# Math Help - Epsilon (Did I do this correctly)

1. ## Epsilon (Did I do this correctly)

I have a problem that says

f(x)= x^2 L=4 Xo= -2 e= 0.5

I have to find the value of delta.

Do I start by setting it up as

-.5 < x^2 -4 < .5??

sq root 3.5 < x < sq root 4.5

Then I take the larger absolute value of the 2....

sq root 4.5 - 2 = .12

Did I do this problem correctly?

2. You are correct in performing reversible operations all the way up to

$3.5 < x^2 < 4.5.$

Here, we must remember that $x$ could be positive or negative, and therefore that

$\sqrt{x^2}=|x|,$ not $x.$

Hence, we have

$\sqrt{3.5} < |x| < \sqrt{4.5}.$

3. Originally Posted by KarlosK
I have a problem that says

f(x)= x^2 L=4 Xo= -2 e= 0.5

I have to find the value of delta.

Do I start by setting it up as

-.5 < x^2 -4 < .5??

sq root 3.5 < x < sq root 4.5

Then I take the larger absolute value of the 2....

sq root 4.5 - 2 = .12

Did I do this problem correctly?
Take δ =1/2 => |x-(-2)| =|x+2|<1/2 => |x+2|<1 => |x|-2<1 => |x|<-1 =>|x|+2<1 => |x-2|<1 => |x+2||x-2|<1/2 => $|x^2-4|<\frac{1}{2}$

4. In the future, please state the problem completely. People who reponded guessed that you mean "Find $\delta> 0$ such that is $|x- 2|< \delta$ then $|x^2- 4|< \epsilon$" but they shouldn't have to guess!

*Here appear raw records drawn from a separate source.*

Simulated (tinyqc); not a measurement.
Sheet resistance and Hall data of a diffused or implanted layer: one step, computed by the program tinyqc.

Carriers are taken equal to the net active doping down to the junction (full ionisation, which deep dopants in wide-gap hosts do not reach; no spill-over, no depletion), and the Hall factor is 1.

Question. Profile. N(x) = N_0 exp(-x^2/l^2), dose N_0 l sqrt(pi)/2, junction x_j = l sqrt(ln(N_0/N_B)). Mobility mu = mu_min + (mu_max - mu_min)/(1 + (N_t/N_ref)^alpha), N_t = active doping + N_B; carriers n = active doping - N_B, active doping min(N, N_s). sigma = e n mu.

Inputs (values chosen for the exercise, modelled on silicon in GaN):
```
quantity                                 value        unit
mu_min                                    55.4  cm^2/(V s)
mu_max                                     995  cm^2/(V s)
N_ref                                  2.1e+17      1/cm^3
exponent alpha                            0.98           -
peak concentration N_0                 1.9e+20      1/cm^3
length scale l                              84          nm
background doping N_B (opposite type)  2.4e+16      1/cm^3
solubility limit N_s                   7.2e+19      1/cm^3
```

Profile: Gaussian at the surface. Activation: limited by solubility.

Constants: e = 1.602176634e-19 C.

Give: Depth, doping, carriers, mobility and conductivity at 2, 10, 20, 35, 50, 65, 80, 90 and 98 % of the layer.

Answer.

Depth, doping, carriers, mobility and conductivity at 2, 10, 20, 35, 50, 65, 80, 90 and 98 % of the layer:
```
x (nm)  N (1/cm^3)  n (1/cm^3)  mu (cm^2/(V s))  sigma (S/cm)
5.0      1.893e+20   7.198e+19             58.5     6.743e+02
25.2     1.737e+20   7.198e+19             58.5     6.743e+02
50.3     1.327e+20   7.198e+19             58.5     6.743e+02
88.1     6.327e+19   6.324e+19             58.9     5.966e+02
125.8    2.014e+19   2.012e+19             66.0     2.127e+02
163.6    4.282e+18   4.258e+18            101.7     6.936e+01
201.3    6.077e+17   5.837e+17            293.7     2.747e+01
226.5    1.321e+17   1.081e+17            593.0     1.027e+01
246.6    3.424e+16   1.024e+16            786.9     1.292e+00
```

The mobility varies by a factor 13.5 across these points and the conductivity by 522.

And, of course, there exist an infinite number of answers to that question!

5. Originally Posted by HallsofIvy
In the future, please state the problem completely. People who reponded guessed that you mean "Find $\delta> 0$ such that is $|x- 2|< \delta$ then $|x^2- 4|< \epsilon$" but they shouldn't have to guess!

And, of course, there exist an infinite number of answers to that question!
I copied the problem exactly how it was worded in the book. I come on here to get math help, not to be talked down to. That would be like me saying please spell check your answer before posting it afterall I assume you meant responded by "reponded"

6. Originally Posted by KarlosK
f(x)= x^2 L=4 Xo= -2 e= 0.5
Start with bounding $|x+2|$ by 1. Why do that? Because $(x+2)$ is the other factor in $x^2-4$.
$\left| {x + 2} \right| < 1 \Rightarrow - 3 < x < - 1 \Rightarrow - 5 < x - 2 < - 3 \Rightarrow \left| {x - 2} \right| < 5$.
Find a delta that works $\delta = \frac{{0.5}}{5} = 0.1$
Note that if $|x+2|<\delta<1$ we get what we want.
$\left| {x^2 - 4} \right| = \left| {x - 2} \right|\left| {x + 2} \right| < (5)(0.1) = 0.5$.